Although there still remains room for improvement, the trends for housing and the economy – and Americans' outlook – have remained positive overall, according to the results of both Fannie Mae's National Housing Survey and the Obama Administration's Housing Scorecard for February.
Notably, Fannie Mae reports that respondents' home price expectations climbed significantly in February – with 50% saying home prices will go up in the next year – following a measurable downturn in January, while the share of those who believe it is a good time to buy a home ticked up by three percentage points.
At the same time, Fannie says those who believe that it would be easy to get a mortgage dropped seven percentage points from January's all-time survey high of 52%. The share of respondents who say the economy is on the wrong track increased three percentage points to 57% in February, following a four-month decline. Despite a decrease in optimism across some of the indicators the month before, consumer attitudes remain in generally positive ranges, Fannie notes.
‘Similar to the noisy economic and housing data published over the past few months, we've seen a corresponding increase in volatility in our survey results, particularly for home price expectations and perceptions about the ease of getting a mortgage,’ comments Doug Duncan, senior vice president and chief economist at Fannie Mae.
Duncan believes that the recent unusual weather patterns might have played a role in the 6% jump in the number of consumers who said their household expenses have increased significantly from a year ago (e.g., heating costs). "Despite the volatile month-to-month changes, we believe that the housing recovery is continuing but is not yet robust," he says.
Additionally, Fannie Mae's share of respondents who say the economy is on the right track decreased four percentage points from the month before to 35%.
To offer another view into the housing market for February, the Obama Administration's Housing Scorecard shows progress among key indicators, including rising purchases of new homes, decreasing foreclosures and stabilizing house prices.
Kurt Usowski, deputy assistant secretary for economic affairs for the U.S. Department of Housing and Urban Development, says while there is "encouraging news" for housing, it "does not detract from the need to build on this progress, as too many homeowners remain underwater and mortgage delinquency rates remain elevated."
Part of the "encouraging news" is that homeowners' equity continues to rise. According to the Federal Reserve, homeowners' equity was up nearly $412 billion, or 4.3%, in the fourth quarter of 2013, reaching $10.026 trillion – the highest level since the fourth quarter of 2007. Homeowners' equity has risen sharply since the beginning of 2012, with equity up 60%, or more than $3.7 trillion, during this period.

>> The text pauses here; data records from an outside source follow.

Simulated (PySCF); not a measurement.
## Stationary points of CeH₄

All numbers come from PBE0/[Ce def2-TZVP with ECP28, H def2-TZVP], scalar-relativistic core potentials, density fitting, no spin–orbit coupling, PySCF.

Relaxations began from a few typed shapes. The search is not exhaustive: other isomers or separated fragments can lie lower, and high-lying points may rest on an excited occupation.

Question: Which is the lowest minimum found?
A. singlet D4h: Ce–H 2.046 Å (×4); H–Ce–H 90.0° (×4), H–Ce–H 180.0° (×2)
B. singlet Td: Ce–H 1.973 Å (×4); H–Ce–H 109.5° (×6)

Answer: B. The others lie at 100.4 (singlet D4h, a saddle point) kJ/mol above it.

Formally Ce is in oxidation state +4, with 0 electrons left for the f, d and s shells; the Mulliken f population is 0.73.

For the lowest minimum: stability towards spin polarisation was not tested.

New home purchases have also increased. After declining for the last two months, purchases of new homes rose 9.6% to a seasonally adjusted annual rate of 468,000 in January – the highest unit-pace since mid-2008.
Tim Bowler, Treasury's acting assistant secretary, remarks, "While the housing market as a whole has made significant progress, servicers still have room for improvement, and Treasury will continue to press the industry to improve servicer performance."
While there are positive trends in the housing market, the scorecard notes that officials caution the economy is still healing from the Great Recession.